EntilZha / PyFunctional

Python library for creating data pipelines with chain functional programming
http://pyfunctional.pedro.ai
MIT License
2.4k stars 132 forks source link

Cache to file and auto-load from cache #169

Open hXtreme opened 2 years ago

hXtreme commented 2 years ago

It would be awesome if there was an easy way to cache results to a file and if the cache was found then load from the cache without recomputing.

To basically support the following usecase/api

# main.py

def expensive_function(x):
   """Consider an expensive to compute function"""
   print(x, end=" ")
   return x**2

s = seq([x for x in range(4)], cache_dir="/path/to/cache/dir")

expensive_result = s.map(expensive_function)\
    .with_caching(name="expensive_result")

expensive_result.for_each(lambda x: print(f"\n", x, end=""))

First run:

$ python main.py
0 1 2 3
0
1
4
9

Second run (the first run should have created the cache file which will now be used instead of recomputing the sequence expensive_result):

$ python main.py

0
1
4
9

Please let me know if you have any questions or would like some clarifications.

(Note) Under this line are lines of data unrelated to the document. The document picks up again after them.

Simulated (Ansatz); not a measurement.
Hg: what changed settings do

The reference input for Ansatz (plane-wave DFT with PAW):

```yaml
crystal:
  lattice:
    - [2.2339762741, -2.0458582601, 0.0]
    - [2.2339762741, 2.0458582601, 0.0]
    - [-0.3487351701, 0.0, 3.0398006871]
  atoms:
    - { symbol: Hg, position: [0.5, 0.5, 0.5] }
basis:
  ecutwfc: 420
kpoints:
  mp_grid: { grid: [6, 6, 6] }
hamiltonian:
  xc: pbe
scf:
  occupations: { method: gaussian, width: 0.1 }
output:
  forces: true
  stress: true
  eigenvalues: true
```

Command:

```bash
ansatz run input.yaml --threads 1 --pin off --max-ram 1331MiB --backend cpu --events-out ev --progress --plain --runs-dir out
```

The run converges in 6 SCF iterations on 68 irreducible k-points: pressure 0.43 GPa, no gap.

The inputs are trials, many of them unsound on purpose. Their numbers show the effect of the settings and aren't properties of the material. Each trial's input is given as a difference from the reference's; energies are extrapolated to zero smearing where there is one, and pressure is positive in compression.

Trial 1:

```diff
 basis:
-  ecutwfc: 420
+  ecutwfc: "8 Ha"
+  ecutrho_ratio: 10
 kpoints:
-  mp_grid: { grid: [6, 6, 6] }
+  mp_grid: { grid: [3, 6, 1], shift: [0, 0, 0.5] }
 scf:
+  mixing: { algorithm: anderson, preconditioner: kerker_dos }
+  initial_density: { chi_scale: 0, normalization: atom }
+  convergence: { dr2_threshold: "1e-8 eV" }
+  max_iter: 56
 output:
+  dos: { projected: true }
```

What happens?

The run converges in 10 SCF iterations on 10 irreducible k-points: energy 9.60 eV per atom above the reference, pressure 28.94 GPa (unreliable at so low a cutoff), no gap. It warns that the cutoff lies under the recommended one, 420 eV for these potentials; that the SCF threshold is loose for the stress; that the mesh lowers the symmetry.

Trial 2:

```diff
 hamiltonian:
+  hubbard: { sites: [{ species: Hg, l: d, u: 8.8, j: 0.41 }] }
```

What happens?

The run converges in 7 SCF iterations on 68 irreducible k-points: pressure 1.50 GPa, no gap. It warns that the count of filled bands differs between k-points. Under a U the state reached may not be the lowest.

Loving the project so far, thanks for your effort!

EntilZha commented 2 years ago

Hi @hXtreme, thanks for the great idea! I'm generally open to PR contributions for good ideas, just don't have much time to implement new things myself.

On your idea, I have a few questions on how this might work. At a high level, the challenge is to (efficiently) detect when a result is cached versus not cached. You could do this I think at either the level of a pipeline stage (e.g., map(expensive_function) or for each individual element (so basically ergonomics on top of memoization). The challenge in the first case is knowing when the entire input has already been cached, without scanning it again. In the second case, does this amount to some ergonomics on top memoization that is serialized to disk? The second one could very well be nice to have, but would be great to get a bit more clarification around how the decision on whether to compute or use cache would be done.

hXtreme commented 2 years ago

This is what I'd think it works like:

# Untested Code

from pathlib import Path
from typing import TypeVar

import dill
import functional as funct
from functional.pipeline import Sequence

T = TypeVar("T")

def with_caching(seq: Sequence[T], file: str, path: str = "~/.cache") -> Sequence[T]:
    path = Path(path)
    path.mkdir(exist_ok=True)
    cache_file = path / file
    if cache_file.exists():
        cache = dill.load(file=cache_file, ignore=False)
        return funct.seq(cache)
    else:
        results = seq.to_list()
        dill.dump(results, file=cache_file)
        return seq

This is an external function (because I don't know enough about PyFunctional to be able to modify it)

It is used as follows:

expensive_result = with_caching(s.map(expensive_function), file="expensive_result", path="./experiment-cache")

Hope this helps.

bmsan commented 2 years ago

I also like the idea but I think there are some things to take into account:

So the hashing should take into account the input that is processed at the caching point but also the code of the expensive_function.

I think JobLib does exactly what you are after taking into account all of the above: https://joblib.readthedocs.io/en/latest/memory.html

>>> cachedir = 'your_cache_location_directory'
>>> from joblib import Memory
>>> memory = Memory(cachedir, verbose=0)

>>> @memory.cache
... def f(x):
...     print('Running f(%s)' % x)
...     return x
stale[bot] commented 2 years ago

This issue has been automatically marked as stale because it has not had recent activity. It will be closed if no further activity occurs. Thank you for your contributions.